China's space program hit another milestone over the weekend after it launched a rocket to the moon carrying the country's first lunar rover.
The Long March 3B rocket successfully blasted off from the Xichang launch pad at 1:30 a.m. Monday local time. The rocket is scheduled to drop off China's moon probe Dec. 14. (Via BBC)
The Chang'e 3 lunar lander, along with the Yutu or "Jade Rabbit" rover, are expected to touch down in the moon's Bay of Rainbows crater. The Jade Rabbit will study the moon's rocks and soil for three months. (Via CCTV)
A spokesman for the China National Space Agency told reporters the mission would be an important chance for China's space program to show what it's capable of.

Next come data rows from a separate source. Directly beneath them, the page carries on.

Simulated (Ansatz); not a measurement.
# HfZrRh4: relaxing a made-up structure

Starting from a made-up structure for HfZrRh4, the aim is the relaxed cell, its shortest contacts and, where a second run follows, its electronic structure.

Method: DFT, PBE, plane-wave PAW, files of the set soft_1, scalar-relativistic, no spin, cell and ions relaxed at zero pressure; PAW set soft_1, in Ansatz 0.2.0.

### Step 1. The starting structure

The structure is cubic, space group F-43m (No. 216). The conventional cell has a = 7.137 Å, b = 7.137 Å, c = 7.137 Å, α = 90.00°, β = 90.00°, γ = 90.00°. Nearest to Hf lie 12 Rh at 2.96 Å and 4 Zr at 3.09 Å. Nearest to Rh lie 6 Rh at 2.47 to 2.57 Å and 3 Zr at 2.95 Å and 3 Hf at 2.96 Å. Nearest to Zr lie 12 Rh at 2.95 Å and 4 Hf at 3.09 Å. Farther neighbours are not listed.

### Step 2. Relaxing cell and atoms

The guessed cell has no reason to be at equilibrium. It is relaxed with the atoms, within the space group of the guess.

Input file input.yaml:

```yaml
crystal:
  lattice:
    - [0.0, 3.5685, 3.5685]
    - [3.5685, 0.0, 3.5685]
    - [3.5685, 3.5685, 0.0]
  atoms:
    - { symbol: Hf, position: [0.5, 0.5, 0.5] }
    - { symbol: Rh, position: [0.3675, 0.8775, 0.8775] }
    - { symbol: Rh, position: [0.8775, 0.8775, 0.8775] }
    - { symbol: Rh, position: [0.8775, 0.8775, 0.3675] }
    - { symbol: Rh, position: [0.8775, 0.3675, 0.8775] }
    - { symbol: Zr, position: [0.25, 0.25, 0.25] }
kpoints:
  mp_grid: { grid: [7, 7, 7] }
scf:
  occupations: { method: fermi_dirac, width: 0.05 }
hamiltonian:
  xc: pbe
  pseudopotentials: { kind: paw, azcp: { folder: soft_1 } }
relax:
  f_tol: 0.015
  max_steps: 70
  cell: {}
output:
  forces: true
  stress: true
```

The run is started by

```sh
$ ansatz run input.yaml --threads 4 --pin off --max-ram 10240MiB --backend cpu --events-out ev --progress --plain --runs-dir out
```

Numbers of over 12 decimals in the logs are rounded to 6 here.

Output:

"The three objectives are: to manage to soft land a craft on the moon, to inspect and probe the lunar surface, and to be able to control and communicate with the craft during the mission." (Via Al Jazeera)
China has managed to land spacecraft on the moon before, most recently in 2009, but only in "hard" crash landings. A "soft" lunar landing which allows the craft to freely operate afterward has only ever been accomplished by the U.S. and the former Soviet Union. (Via The New York Times)
And this mission might just be the beginning of China's lunar ambitions.
Former Apollo astronauts Buzz Aldrin and Eugene Cernan told Aerospace America China could put a human on the moon in 15-20 years. That's something no other country has accomplished since America's Apollo missions wrapped up in 1972.
China's lunar craft, Chang'e and Yutu, take their names from a Chinese moon goddess and her rabbit companion. The names were chosen via an online poll.